Friday, May 3, 2013

Human Rights Groups Want Mechanism to Enforce ECOWAS Court Decisions

The groups said citizens of ECOWAS member-states should properly document evidence of human rights violations.
West Africa's human rights institutions on Wednesday said member states of the Economic Community of West African States (ECOWAS) should establish a mechanism to enforce compliance with the decisions of the Court of Justice.
The groups also said at the end of a two-day meeting and annual general assembly in Abuja that violators of the Court's decisions should be sanctioned.
In the absence of a state institution to enforce compliance, the groups said members of the Network of National Human Rights Institutions in West Africa, NNHRI, should be allowed to take up the responsibility.
The meeting provided the forum a chance to agree on ways of increasing the capacity of members to respond to emerging human rights challenges in the region and reinforce the capacities of senior officials of its members in investigating, monitoring, documenting and reporting human rights violations.
It was also intended to help mobilize opinions on how to reposition the NNHRI and its Secretariat for more effectiveness in the protection and promotion of human rights in West Africa.
At the end, participants agreed to activate regional judicial and financial structures to allow for an effective tackling of human rights-related atrocities, as well as accept an ECOWAS proposal to implement and support human rights programmes in collaboration with NNHRIs at the national level across the region.
In addition, they asked the ECOWAS Commission to ensure that country reports of all human rights institutions be presented to the ECOWAS Parliament and Court of Justice, popularized and shared in Member States.
While reflecting on the various crises confronting the region, particularly terrorism, the participants called on citizens of ECOWAS member-states to properly document evidence of human rights violations by both terrorist groups and national security forces, and report same to the NNHRI secretariat.
In addition, the group agreed to adopt a common vision to deal with human rights violations and related challenges in relation to electoral, democratic, economic and social instability and leadership crises in the region.
To ensure an effective service delivery, they agreed to work more closely with the West African Civil Society forum (WACSOF) and other national civil society organizations in advocacy and sensitization, while calling for the strengthening of measures aimed at enforcing the free movement of persons.
In a four-point resolution, participants specifically stated that the right to freedom of expression and the press must be protected, and the security of journalists be assured in all Member States.
They urged Member States to respect the rights of citizens to demonstrate or protest actions inimical to their interests in line with the extant laws in their respective countries.

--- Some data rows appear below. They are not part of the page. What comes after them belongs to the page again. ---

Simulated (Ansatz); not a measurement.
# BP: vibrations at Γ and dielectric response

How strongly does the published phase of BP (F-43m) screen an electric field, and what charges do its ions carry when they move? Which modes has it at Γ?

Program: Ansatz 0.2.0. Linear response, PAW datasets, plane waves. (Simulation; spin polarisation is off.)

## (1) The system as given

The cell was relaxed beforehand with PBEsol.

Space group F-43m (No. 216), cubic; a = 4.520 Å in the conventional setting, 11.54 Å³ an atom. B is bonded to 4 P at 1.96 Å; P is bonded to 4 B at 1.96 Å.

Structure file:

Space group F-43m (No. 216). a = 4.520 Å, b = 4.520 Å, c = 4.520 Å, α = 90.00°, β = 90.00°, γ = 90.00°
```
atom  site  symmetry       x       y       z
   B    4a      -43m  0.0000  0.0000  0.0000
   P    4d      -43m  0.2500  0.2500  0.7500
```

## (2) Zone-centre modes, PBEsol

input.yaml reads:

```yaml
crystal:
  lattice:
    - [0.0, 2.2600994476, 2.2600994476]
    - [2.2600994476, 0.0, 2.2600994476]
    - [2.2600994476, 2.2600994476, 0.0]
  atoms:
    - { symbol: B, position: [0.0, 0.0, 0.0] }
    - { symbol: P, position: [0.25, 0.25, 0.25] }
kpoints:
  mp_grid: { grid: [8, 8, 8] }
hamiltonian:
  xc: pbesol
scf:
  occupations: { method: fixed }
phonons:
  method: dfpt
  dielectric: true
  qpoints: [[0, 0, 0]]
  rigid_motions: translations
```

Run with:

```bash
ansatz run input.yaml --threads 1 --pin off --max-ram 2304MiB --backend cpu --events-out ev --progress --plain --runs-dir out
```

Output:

While calling on ECOWAS to ensure accountability for human rights violations arising from terrorism, whether perpetrated by terrorists or state security agents, they called for an end to the long transition in Guinea Bissau through the conduct of a presidential election.
Urging ECOWAS to ensure regular, but free, fair, credible and inclusive presidential and legislative elections in member States, the groups also recommended that the network endorse their proposal to collaborate with relevant UN agencies to organize a regional conference to deliberate on the issue of the protection of human rights in the course of preventing terrorism.